UNITED NATIONS — Myanmar’s president told the U.N. General Assembly Thursday that no one can reverse the democratic reforms that have helped his nation shed its international pariah status over the past 18 months.
Myanmar’s military-backed government has been taking “tangible, irreversible steps in the democratic transition and reform process,” said President Thein Sein, a retired general.
The Southeast Asian country is making progress toward democratic reform, but the task has not been easy, he said.
“In the ongoing reform process, we are facing challenges as well as opportunities,” he added.

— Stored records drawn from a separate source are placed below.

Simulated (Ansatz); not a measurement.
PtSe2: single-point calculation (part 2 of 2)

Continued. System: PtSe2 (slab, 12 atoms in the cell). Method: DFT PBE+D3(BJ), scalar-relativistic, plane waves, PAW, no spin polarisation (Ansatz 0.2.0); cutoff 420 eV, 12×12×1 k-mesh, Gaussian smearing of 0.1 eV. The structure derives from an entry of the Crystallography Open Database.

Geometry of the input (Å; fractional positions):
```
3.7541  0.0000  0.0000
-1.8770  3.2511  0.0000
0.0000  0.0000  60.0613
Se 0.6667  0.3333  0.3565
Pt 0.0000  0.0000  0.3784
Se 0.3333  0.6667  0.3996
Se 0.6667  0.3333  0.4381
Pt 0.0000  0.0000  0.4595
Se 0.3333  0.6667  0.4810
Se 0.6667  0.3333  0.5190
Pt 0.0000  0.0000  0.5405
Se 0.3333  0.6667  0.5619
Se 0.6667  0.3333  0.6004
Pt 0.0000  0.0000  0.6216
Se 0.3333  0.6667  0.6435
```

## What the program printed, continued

The Obama administration intends to reward Myanmar by lifting a U.S. ban on imports, one of the last major sanctions on the nation. It already has mostly waived an investment ban and financial restrictions, paving the way for U.S. businesses to invest in Myanmar.
Secretary of State Hillary Rodham Clinton informed Thein Sein of the decision to waive import sanctions in an hourlong meeting with Myanmar’s leader Wednesday on the sidelines of the U.N. summit.
Congress in August extended some sanctions on Myanmar by a year, but gave Mr. Obama the authority to waive the import sanctions.
U.S. relations with Myanmar have thawed over the past year, as the military-backed government has released hundreds of political prisoners, legalized opposition political parties, eased restrictions on the press and enacted laws to strengthen workers’ rights.
Thein Sein said the political progress has enhanced his nation’s political legitimacy, adding that Myanmar now has a democratic government and a strong, viable parliament.
On a visit to the U.S. this month, Myanmar’s pro-democracy opposition leader, Aung San Suu Kyi, voiced support for lifting sanctions on her country. Her visit coincides with Thein Sein’s trip to New York.
U.S. officials cited Mrs. Suu Kyi’s position, in part, to justify the decision to lift the import sanctions.
“I think both [Mrs. Suu Kyi] and President Thein Sein have made it clear, time for using sanctions to modify political behavior, given the political transformation in Burma, has gone past,” a senior State Department official told reporters in a background briefing.
The Treasury earlier this month lifted sanctions on Thein Sein and parliament Speaker Thura Shwe Mann.
Human rights activists say lifting any more sanctions would deprive the U.S. of a tool to keep the military-backed government committed to reforms.
Thein Sein told the U.N. session that he places a high priority on ending wars with ethnic rebels in his country. Myanmar has struck cease-fires with 10 groups, but a war with Karen rebels in the northern Kachin state still rages.
Thein Sein said government officials and the Karen rebels are holding informal talks. Mrs. Clinton earlier offered U.S. assistance to facilitate a peace process.
Communal violence in Myanmar’s western Rakhine state also is posing a challenge for the government. Rohingyas, who are stateless Muslims, have been raped, arrested and killed by Myanmar security forces following deadly clashes with majority Buddhists in June.
Thein Sein said the violence is unfortunate and unexpected, but that a commission has been established to investigate.
In her meeting with Thein Sein, Mrs. Clinton expressed appreciation for “what he has done, especially in terms of transforming the political landscape that is Burma today,” said the senior State Department official. Myanmar was formerly known as Burma.
There are still more than 300 political prisoners in Myanmar.
Mrs. Clinton and Thein Sein discussed the release of all political prisoners and the conflict with ethnic minorities in Myanmar. She also urged Myanmar to end its military relationship with North Korea.